Prince William Accused of Shooting Grouse 'For Fun' on Trip With Prince George

Prince William may have undermined the royal family's image as "progressive and compassionate" by taking Prince George on a grouse shoot, anti-hunt campaigners say.

The Duke of Cambridge took his seven-year-old son to watch him shoot grouse at Corgarff, near Balmoral, where they were on holiday visiting Queen Elizabeth II, according to the Daily Mail.

There is no suggestion the young royal took part in the shooting.

The move sparked an angry response from animal welfare charity PETA and the anti-hunt lobby has now joined the criticism.

Chris Luffingham, campaigns director for the League Against Cruel Sports, told Newsweek: "Taking Prince George along to a grouse shoot isn't a good look for a royal family that is trying to promote itself as progressive and compassionate.

"Shooting hundreds of birds at a time just for fun doesn't chime with Prince William's commitment to protecting wildlife, especially as the negative impact on the environment and other wildlife from intensive grouse moor management is huge.

"The League campaigns to ban commercial shooting on this basis—shooting hundreds of thousands of birds a year just for fun has no place in a modern society."

Hunting on private estates has been a royal family tradition dating back centuries, but the practice has caused controversy before.

The prince has been criticized numerous times over the years for speaking out against illegal poaching and trafficking of wildlife while taking part in legal hunts.

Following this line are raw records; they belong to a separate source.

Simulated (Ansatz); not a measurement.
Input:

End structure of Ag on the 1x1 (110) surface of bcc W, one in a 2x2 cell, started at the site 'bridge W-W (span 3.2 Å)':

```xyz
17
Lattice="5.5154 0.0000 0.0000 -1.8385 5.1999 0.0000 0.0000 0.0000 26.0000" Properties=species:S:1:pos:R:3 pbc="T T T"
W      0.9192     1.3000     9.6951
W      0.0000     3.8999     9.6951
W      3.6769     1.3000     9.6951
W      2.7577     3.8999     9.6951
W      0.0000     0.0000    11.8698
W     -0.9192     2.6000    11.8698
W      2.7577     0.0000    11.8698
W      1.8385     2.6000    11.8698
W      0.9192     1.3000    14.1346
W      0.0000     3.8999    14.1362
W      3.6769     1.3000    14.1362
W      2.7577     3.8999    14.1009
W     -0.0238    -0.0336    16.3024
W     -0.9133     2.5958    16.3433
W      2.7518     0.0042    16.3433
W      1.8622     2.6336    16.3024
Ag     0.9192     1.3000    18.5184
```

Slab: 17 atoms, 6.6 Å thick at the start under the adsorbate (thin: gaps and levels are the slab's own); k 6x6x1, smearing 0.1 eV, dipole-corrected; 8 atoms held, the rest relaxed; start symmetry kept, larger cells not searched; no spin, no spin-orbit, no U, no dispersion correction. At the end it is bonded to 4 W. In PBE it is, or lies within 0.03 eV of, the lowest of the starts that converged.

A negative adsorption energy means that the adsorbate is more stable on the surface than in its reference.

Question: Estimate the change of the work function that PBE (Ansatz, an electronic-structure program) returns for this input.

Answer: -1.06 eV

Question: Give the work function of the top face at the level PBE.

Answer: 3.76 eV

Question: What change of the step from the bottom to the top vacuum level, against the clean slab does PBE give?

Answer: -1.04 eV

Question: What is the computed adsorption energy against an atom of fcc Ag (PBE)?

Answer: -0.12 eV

Prince William, Prince George at Charlotte's Christening
Prince William holds Prince George as they leave the Church of St Mary Magdalene on the Sandringham Estate for the Christening of Princess Charlotte on July 5, 2015 in King's Lynn, England. Matt Dunham/Getty

Shooting regularly forms part of the family's summer at Balmoral and winter at Sandringham, where William's wife Kate has been also photographed taking part.

British actress Nicola Thorp told ITV show This Morning: "We hoped, didn't we, that Kate and William would bring the new era of the royal family and bring them more in touch with people like ourselves.

"And I think this is probably going to work against William in that respect.

"Children just shouldn't be exposed to [grouse shooting]."

A spokesman for The Scottish Gamekeepers Association told Newsweek: "Taking someone to see a shoot is part of a broad education.

"If the young royal decides, after seeing a grouse shoot, that he doesn't want to participate himself in future, we are sure no one in the family will force him to do it. Grouse are wild birds.

"When they are shot they go into the human food chain as a source of healthy, nutrient-rich produce.

"In Norway, school children are taken to visit abattoirs. In our view, that is a good thing because it allows people to see the reality of meat production.

"It enables them, as a nation with a knowledge of hunting, to make free and informed personal choices rather than knee-jerk decisions based on emotive, shouty, campaigns."